Page added on September 25, 2007
Oil is up and the dollar is down. If the petroleum part of that relationship doesn’t change significantly – which looks unlikely – the currency piece probably won’t, either.
For three decades, the correlation between two of the world’s most important prices was strongly positive, with oil and the dollar rising and falling in tandem.
But since early 2002, the correlation between oil and the dollar has been negative. When oil rises, the U.S. currency falls.
What happened? Oil nations are more willing to diversify out of the dollar than they used to be, said Mansoor Mohi-uddin, the head of foreign exchange strategy at UBS, in Zurich.
Stephen Jen, the global head of current research for Morgan Stanley in London, agreed. “Oil exporters’ propensity to import from the U.S. has declined in recent years, while their tendency to import from Europe and Asia has risen steadily,” he said, adding that OPEC nations currently buy more than three times as much from the European Union as from the United States.
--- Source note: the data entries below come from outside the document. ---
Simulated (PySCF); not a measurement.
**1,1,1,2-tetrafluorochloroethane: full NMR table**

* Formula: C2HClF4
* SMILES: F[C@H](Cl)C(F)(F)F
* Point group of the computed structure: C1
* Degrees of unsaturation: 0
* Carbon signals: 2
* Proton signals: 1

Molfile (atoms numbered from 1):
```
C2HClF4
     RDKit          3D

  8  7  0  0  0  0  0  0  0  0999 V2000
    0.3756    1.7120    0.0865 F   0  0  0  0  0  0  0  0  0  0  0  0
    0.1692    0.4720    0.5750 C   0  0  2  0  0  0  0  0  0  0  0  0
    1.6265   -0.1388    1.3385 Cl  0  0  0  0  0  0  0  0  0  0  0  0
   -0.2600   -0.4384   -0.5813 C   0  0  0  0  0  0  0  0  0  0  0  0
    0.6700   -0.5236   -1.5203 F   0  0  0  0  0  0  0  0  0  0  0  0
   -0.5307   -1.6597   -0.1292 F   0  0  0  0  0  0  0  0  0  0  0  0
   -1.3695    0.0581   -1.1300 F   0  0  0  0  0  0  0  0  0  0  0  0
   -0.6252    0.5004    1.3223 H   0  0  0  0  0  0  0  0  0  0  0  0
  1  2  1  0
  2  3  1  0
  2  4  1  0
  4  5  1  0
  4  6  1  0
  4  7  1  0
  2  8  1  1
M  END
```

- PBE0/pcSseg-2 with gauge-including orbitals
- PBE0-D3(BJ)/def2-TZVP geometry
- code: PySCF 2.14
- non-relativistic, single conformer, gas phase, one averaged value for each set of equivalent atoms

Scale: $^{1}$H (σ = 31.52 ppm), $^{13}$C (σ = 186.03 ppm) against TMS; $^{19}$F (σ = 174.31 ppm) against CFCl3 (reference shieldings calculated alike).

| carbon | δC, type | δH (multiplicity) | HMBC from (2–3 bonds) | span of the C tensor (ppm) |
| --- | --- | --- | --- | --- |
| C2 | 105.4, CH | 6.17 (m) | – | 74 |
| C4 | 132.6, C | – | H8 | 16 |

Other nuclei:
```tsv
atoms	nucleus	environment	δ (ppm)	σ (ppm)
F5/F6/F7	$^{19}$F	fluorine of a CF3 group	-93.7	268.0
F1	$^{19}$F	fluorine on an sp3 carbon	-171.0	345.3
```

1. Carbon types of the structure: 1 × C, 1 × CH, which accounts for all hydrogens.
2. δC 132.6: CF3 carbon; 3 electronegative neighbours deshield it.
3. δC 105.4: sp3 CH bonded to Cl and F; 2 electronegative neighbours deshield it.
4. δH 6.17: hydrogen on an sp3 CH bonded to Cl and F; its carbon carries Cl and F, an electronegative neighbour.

To the extent that oil exporters keep buying European, Europe’s economy may be less affected by higher oil prices than the U.S. economy, prompting investors to favor European investments. And since oil imports account for about a third of the U.S. trade deficit, “high and rising oil prices may be particularly bad for the dollar,” Jen said.
Since the start of 1993, the dollar has been the worst performer among the world’s 10 major currencies during periods when increases of oil prices were stronger than usual, Robinson said. Last week, commodity analysts at Goldman Sachs raised their year-end oil-price forecast to $85 a barrel, compared with their previous forecast of $72.
That doesn’t look like good news for the dollar.